I believe in miracles.
Not the rock your world, holy saints and rising apparitions kind of miracles. But rather, the fundamental, change your life in this moment kind of miracle that takes you by the hand and guides you home. The kind of miracle that awakens you to the truth that this moment is all you’ve got. Those kind of miracles say, you’d better grab it and run with it or lose the miracle of your life forever.
I know about miracles like that. I got one on a sunny May morning when I had given myself up for dead. Well, not dead, dead, but rather, the walking breathing dead kind of living that leeches all energy from your body and leaves you without hope of ever finding a way back to the land of the living.

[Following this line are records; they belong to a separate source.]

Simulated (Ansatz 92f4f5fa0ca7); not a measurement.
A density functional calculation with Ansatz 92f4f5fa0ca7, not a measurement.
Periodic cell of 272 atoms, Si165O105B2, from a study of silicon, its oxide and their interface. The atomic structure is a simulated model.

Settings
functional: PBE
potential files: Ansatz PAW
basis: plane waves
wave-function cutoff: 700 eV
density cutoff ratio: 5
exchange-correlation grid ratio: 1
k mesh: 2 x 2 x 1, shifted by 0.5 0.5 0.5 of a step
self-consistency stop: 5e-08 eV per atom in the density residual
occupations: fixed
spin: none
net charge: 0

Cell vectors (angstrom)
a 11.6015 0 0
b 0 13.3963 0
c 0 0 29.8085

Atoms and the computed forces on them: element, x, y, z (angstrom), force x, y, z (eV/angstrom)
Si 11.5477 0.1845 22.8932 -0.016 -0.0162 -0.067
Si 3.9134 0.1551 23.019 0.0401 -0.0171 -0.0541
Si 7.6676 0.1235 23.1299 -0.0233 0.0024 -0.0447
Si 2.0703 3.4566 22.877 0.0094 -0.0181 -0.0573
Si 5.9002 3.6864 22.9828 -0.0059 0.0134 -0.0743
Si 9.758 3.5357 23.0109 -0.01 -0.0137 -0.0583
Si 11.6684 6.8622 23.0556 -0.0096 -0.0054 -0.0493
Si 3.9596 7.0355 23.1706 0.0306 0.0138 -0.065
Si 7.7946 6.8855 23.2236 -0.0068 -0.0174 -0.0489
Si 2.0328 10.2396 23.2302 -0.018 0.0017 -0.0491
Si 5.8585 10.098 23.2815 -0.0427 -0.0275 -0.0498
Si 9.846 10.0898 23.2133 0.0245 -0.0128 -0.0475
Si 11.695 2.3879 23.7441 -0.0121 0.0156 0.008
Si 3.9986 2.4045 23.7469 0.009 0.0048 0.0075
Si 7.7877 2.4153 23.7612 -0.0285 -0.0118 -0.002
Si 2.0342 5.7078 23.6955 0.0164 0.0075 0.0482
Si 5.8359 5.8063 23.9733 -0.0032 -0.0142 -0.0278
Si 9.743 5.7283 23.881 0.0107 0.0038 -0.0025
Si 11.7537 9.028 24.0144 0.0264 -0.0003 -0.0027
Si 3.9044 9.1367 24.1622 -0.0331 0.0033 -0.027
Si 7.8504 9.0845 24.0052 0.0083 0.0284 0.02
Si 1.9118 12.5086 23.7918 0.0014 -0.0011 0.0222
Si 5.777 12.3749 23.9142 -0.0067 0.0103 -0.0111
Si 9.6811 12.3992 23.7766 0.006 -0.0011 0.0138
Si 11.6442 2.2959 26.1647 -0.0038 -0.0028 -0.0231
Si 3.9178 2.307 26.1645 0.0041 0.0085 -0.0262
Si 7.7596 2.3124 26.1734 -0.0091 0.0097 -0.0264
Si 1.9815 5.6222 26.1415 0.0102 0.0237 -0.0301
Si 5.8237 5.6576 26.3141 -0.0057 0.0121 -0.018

My miracle appeared in the form of a blue and white police car driving up and arresting a man who had been lying and cheating and manipulating and abusing me for the length of our four year nine month relationship. When first we’d met I thought his name was Prince Charming. I loved the view of the short cut to happiness he promised me and jumped onto the runaway train of his promises of happily ever after. I never expected to find myself lost in hell, in cahoots with the Prince of Darkness and praying for a miracle I never thought would arrive to set me free.
But then, that's the funny thing about miracles. They don’t come looking for believers. They just appear, like stars in a darkened sky coming out at night. It’s not that they weren’t there all along, it’s just lost in the pit of despair, we lose sight of miracles because we are too frightened to open our eyes in the blinding light of day.
It was a miracle the police found us. He was hiding out, trying to escape the country, and I was hiding behind the smile I’d pasted on my face, pretending to be the person he told me to be, or else. The miracle saved me from finding out what the ‘or else’ might be.
Looking back, it was a miracle I was still alive. I had seventy-two cents in my pocket, a few clothes and my faithful Golden Retriever, Ellie, who had travelled that rocky road beside me, faithfully keeping step to my faltering footsteps as I travelled further and further from life as I knew it.
On that May morning, Ellie sat beside me as I rocked in catatonic disbelief that I had just received the miracle of my life. What was I to do?
Well, I knew I didn’t get a miracle to live in pain and sorrow. I knew I got the miracle to live in joy and so, I grabbed my miracle and set out to recover my joy. Step by step. Moment by moment. And, in the process I uncovered the greatest miracle of my life. Me.
I believe in miracles. I am one.
The question is: What do you believe in? Do you believe you're some big cosmic experiment gone awry in one hopelessly lost human being, or a miracle of life, unique and magnificent, a shining example of the best of human being all she/he is meant to be, full of possibilities waiting to unfold in wonder?